The well water here, the color of quick-brewed tea, is heated to a
fierce 45 degrees Centigrade, submersion in which will in five seconds
cause any tensed muscle to turn into tagliatelli. (This is the purpose
of a real Japanese bath. Most baths these days are heated to a comparatively
tepid 42 degrees, which does not bring on the orgasmic shudder of
release that a really hot bath does. In these circumstances, Jakotsu-yu's
commodious sauna for 400 yen extra is simply not worth it.)
The outside rotemburo, in a little pavilion hung with lamps, is more
soothing and with the mizuburo cold bath outside right next to it
there is no need to go current review inside once you have unglued
all your synapses by immersing them in the ruthless bath inside.
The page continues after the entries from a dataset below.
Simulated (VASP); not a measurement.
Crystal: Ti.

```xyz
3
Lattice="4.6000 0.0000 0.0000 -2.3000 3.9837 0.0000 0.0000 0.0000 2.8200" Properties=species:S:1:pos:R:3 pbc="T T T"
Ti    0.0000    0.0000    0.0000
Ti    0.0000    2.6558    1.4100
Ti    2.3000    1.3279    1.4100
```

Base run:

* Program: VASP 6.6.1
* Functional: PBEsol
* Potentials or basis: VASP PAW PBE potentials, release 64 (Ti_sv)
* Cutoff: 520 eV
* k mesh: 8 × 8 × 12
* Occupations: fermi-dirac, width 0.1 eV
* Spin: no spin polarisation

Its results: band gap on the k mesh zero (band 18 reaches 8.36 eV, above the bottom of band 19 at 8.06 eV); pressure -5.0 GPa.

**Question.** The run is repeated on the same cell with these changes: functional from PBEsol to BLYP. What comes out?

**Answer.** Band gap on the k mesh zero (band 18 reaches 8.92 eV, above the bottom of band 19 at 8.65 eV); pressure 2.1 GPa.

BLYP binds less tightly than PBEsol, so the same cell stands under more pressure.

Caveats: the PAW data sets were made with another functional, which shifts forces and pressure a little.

Between dips, sit on a stool and drape yourself around the wooden
railing while you contemplate, as if in a dream, the bath's rock garden
and waterfall.
The massage chairs are antique but no less effective for that. There
are coin-operated washing machines in the dressing room so it is possible
to undress, put your clothes in the washer, take your bath, then retrieve
and don your newly washed clothes without skipping a beat.
There is no handy place to buy a can of beer from a vending machine
because the area is so full of little drinking places. Consider paying
a visit to The Hub, a jazz pub around the corner, or to Matsukaze,
a wonderful izakaya one street over.